Found a trunk full of neat stuff, free at a location that a old gasoline station was being razed. A box of trailer tail lights / lens, mechanical bead expander, antique speed wrench, trailer tires ( 12" ), Gates belt measuring system, a five inch Columbian vise, bolts / washers, and my favorites, one  three foot sign and a display piece. 

View attachment IMG_0922.jpg


----------



## StingRayCaretaker (Apr 2, 2015)

This is the sign, 36" x 30 ".  It was stuck up against the ceiling face up.  Owner was quite surprised but he did say anything that wasn't bolted down.  I did give him twenty five dollars for letting me dig through his removal process. 

View attachment IMG_0917.jpg


----------



## Chris (Apr 2, 2015)

Sweet score! I used to have neat stuff. Now I just have stuff.


----------



## oldognewtrick (Apr 2, 2015)

Chris said:


> Sweet score! I used to have neat stuff. Now I just have stuff.



I know what you mean...


----------



## StingRayCaretaker (Apr 8, 2015)

I checked the steel rack today and found a dog.  Moments later, another.  If this keeps up I will need a kennel license. 

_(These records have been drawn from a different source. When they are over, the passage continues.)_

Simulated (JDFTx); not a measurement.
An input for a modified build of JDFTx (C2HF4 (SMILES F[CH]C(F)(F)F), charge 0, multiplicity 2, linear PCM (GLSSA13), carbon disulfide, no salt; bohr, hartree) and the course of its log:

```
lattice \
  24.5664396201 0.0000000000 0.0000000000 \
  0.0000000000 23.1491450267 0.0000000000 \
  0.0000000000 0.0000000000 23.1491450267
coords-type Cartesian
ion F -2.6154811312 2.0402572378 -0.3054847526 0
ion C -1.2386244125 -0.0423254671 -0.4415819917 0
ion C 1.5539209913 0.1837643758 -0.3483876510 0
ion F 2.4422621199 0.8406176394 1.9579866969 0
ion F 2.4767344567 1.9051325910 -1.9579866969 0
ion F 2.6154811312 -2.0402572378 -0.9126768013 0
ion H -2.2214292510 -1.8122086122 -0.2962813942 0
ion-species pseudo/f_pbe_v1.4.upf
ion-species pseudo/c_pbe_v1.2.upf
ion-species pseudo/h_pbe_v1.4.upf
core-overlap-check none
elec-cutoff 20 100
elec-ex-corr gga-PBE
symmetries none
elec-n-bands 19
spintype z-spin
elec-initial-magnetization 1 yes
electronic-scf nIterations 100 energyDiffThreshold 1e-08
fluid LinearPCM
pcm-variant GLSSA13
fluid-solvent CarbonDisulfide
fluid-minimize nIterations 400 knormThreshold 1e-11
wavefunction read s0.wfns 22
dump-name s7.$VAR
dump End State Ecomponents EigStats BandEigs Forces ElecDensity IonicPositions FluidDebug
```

View attachment IMG_4250.jpg


----------



## havasu (Apr 9, 2015)

That is really cool stuff. I recently saw a horse head made out of old horse shoes, spark plugs, and other metal crap and it was beautiful. It was the centerpiece at a high scale local restaurant. I'm sure it was pretty pricy.


----------



## StingRayCaretaker (May 29, 2015)

I think garage art is how many old classics one can park in the garage. I'm up to eight.


----------



## Chris (May 29, 2015)

I am selling a truck today before it becomes garage art. It's an 06 F250 super duty that I just don't drive any more. A buddy is gonna get a great truck at about half the price of low blue book.


----------



## havasu (Jun 5, 2015)

I still need a truck there, buddy...


----------



## Chris (Jun 5, 2015)

It's gone now. It was a V10.Passed everything but a gas station.

Sure was pretty tho.


----------



## StingRayCaretaker (Jul 25, 2015)

Went to a garage sale this morning.  Standing in the corner was an old C- curve roll top desk 24" wide by 47" long.  Beautiful patina, honey oak color with great functioning drawers and roll enclosure.  Don't really need a desk but could not resist the price of forty dollars.  I have an old matching swivel chair in the garage ceiling.
My garage is starting to look like an office with the desk and a five dollar NCR cash register that rings up totals with ease.  I guess I live in the past. 

View attachment IMG_4428.jpg


View attachment IMG_4439.jpg


----------



## havasu (Jul 26, 2015)

I really like them old cash registers.


----------



## StingRayCaretaker (Jul 27, 2015)

The register was $5.00 at a garage sale.  Three keys were stuck down and the electric cord was cut off.  I knew it didn't work but five dollars buys a great conversation piece.  They call this a tombstone register due to its shape.  My friend worked for NCR for three decades.  He started servicing models like this.  He had it up and running like new in a matter of a couple hours.  Said it brought back old memories. I can't believe the steel inside this case as it weighs over 100#.


----------



## StingRayCaretaker (Jul 29, 2015)

There is wall art & bench art, a fuel injection set up for a 1960 Corvette. 

View attachment IMG_4440.jpg


View attachment IMG_4441.jpg


----------